On another note - these kinds of "let's go back and check what we can do with a single node today" approaches are valuable to recalibrate our thinking once in a while. I didn't interpret this post as a case against distributed processing - there are many things going for it - but just to avoid falling into hype.
A couple of great posts by Frank McSherry along the same lines a few years ago, doing page rank for a 128bil edge graph on a single laptop (in the second post below) -
This is spot on. There are "highly scalable environments" which are flexible and generic, and then there are local focused tools, by their nature optimized in a way generic frameworks can never be.
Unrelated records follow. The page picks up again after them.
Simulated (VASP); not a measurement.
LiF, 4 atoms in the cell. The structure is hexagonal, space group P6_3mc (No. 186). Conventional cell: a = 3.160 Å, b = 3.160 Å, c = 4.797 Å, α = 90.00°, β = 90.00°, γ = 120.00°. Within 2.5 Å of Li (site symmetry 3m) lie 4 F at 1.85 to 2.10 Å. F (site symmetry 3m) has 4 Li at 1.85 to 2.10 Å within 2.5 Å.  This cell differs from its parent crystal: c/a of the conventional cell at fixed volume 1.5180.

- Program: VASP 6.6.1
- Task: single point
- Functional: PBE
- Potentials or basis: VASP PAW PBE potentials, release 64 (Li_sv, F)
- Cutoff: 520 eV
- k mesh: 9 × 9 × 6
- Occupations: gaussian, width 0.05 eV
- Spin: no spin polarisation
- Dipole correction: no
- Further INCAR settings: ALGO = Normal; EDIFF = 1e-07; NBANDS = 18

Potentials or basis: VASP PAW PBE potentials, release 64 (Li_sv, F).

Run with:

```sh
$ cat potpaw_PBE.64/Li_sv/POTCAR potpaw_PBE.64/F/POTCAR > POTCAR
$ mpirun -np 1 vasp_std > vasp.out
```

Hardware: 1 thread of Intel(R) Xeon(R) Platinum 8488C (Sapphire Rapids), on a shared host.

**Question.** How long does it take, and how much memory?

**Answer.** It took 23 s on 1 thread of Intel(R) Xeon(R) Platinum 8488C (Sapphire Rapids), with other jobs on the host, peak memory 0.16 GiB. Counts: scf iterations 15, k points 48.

Think ancient tools like grep versus Hadoop or Spark. Or our word2vec in Gensim vs word2vec in Spark or Tensorflow.
The occasional recalibration between "OMG-big-O-toward-infinity!-need-scale" versus "our-data-is-actually-finite-what's-a-good-operational-compromise" is a worthwhile exercise.
As with most questions like this, the answer is "Yes, of course, sometimes."
I work on IBM Streams, which is a distributed stream processing system [1,2]. When the cost of communicating between hosts is greater than the cost of your computation, distributed processing is not going to help. When your computation is basically a form of word count, then, yes, using multiple hosts may not help. But if your computation is, say, online speech to text for a large call center [3], then the application will eat just about as much compute resources as you can throw at it. That's going to mean using multiple machines, even if each machine is quite large.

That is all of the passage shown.